AB InBev drove the creation of the “monochrome array of limited options” that Fixell laments. The wide schism between “craft” and “micro” that he cites hurts only Big Beer and is a reaction against the way they do business. AB InBev is trying to create the illusion of choice in the beer aisle, but when the wizard’s curtain is pulled back, all that is found is varying shades of AB InBev red and gold. To simply say that “great beer is great beer” is an overly simplistic approach to a highly nuanced subject. AB InBev is seeking a post-craft world. Let’s not let them have it.

It’s time to defend craft beer.

Why am I so angry?

Over the past few years, I’ve played around with the idea of opening a brewery. As this effort becomes more focused, I’ve been studying the strategy and mechanics of why and how craft beer has been able to go through such tremendous growth over the past decade. Specifically, I’ve been delving into branding strategy as it relates to starting and running a successful craft brewery.

What has become incredibly clear is that these recent acquisitions are a strategic assault on the craft beer identity. There is tremendous equity in the brand identity of being a craft brewer and the types of mental short cuts this identity provides the consumer. The biggest differentiators that craft breweries have over Big Beer are that they are typically small-scale business offering products with better ingredients and flavor, usually from a  local source. Big Beer is intent on taking on these same attributes, blurring the lines of what it means to be craft and eroding the very roots of the industry. If these boundaries are allowed to dissolve and lose meaning a key advantage that craft has over macro will be lost.

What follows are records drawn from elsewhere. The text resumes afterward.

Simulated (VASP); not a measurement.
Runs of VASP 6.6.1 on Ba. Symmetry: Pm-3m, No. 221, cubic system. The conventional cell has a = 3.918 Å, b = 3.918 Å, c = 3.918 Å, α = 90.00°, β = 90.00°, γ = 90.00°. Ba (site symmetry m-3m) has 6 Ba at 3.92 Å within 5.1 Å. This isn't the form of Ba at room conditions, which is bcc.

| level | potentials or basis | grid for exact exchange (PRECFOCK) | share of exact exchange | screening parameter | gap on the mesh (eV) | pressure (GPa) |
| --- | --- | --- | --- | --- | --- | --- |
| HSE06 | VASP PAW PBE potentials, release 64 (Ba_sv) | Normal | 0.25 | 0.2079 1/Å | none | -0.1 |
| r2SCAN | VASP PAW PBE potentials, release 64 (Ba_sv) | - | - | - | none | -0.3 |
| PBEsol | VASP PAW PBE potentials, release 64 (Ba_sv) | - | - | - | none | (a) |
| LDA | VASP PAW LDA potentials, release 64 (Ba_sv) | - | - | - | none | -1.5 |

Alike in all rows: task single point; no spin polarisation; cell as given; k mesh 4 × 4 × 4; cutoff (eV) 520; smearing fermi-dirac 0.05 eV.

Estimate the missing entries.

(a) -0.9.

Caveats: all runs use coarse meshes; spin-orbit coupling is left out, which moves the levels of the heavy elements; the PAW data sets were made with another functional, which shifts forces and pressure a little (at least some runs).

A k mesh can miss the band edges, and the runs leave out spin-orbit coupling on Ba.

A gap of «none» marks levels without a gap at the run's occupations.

I’m also angry because Big Beer is trying to pull the wool over the consumer’s eyes. And they think we’re dumb enough to fall for it. They want us to believe that the source of the product has no meaning as long as the beer doesn’t change. They’re being deceptive in the sense that they are creating levels of separation from their core company via subsidiaries and utilizing unclear labeling that prevents consumers from being able to decipher the provenance of their beer. None of the websites of AB InBev’s acquisitions describe their true ownership on their ‘About’ or ‘History’ pages. Most people have no idea that when they buy a Goose Island, Elysian, Blue Point, or Golden Road beer, they’re actually buying an AB InBev product. Consumers deserve to have more transparency so they can make informed decisions.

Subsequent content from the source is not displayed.